RealTime IT News

FCC Wiretap Order Raises ACLU Ire

The American Civil Liberties Union (ACLU) Thursday became the latest member of a growing group challenging the Federal Communications Commission's (FCC) order that all Voice over IP providers must build a standardized wiretap backdoor into their systems.

The order would "dramatically increase" the government's surveillance powers on the Internet, the ACLU said in a motion filed with the District of Columbia Circuit Court of Appeals.

"The fledgling Internet phone industry is still experimenting with a variety of technologies . . . yet the government would force companies to engineer wiretapping capabilities into every new product they develop," ACLU lawyer Gerald J. Waldron said in a statement.

At issue is the Communications Assistance for Law Enforcement Act (CALEA), a 1994 law that allows the FBI to force traditional telephone companies to build its technology in particular ways in order to make wiretapping easier. Congress specifically exempted "information services," such as the Internet, from the law.

But in August, the FCC, citing national security interests, voted 5-0 to extend CALEA to facilities-based providers of any type of broadband Internet access service.

"Congress didn't want to extend these trap-door requirements to the Internet and said so clearly," Waldron said.

The ACLU said the order threatens the future of privacy on the Internet, comparing the FCC mandate to a law requiring all new homes be built with a peephole for law enforcement agents to look through.

"The FCC has unilaterally granted the FBI a sweeping expansion of its surveillance powers on the Internet, far in excess of what Congress authorized or intended," said Chris Calabrese, program counsel for the ACLU's Technology and Liberty Project.

He added, "If the Justice Department or the FCC want to expand surveillance powers, they need to go back and ask Congress to vote on it. In the meantime, we are asking the court to rein the Commission back in."

The FBI, for its part, says the agency will wiretap Internet connections with or without CALEA. The only real issue, according to the FBI, is whether there will be a standard wiretap interface or if each legally obtained wiretap order will have to be customized.

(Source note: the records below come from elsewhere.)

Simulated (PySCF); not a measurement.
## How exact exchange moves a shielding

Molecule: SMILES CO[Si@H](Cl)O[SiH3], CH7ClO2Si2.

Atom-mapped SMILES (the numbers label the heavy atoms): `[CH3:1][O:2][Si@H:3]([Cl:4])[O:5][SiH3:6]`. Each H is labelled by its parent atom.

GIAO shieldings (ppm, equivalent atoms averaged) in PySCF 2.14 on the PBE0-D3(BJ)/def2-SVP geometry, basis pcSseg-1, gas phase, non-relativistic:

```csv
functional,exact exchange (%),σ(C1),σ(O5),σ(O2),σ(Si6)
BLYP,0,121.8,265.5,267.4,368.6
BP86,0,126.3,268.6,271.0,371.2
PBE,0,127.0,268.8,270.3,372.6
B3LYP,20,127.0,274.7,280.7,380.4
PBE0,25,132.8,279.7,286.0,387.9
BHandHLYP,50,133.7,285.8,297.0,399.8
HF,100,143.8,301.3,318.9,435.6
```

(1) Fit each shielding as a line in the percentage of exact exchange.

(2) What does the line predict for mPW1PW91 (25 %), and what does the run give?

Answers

"We have to [wiretap]," Steve Martinez, the deputy assistant director of the FBI's Cyber Division, told internetnews.com in an interview last month. "There are some tech issues but none that can't be overcome."

The ACLU lawsuit follows similar legal action by the Center for Democracy and Technology, Pulver.com, the Electronic Frontier Foundation and the Competitive Telecommunications Association.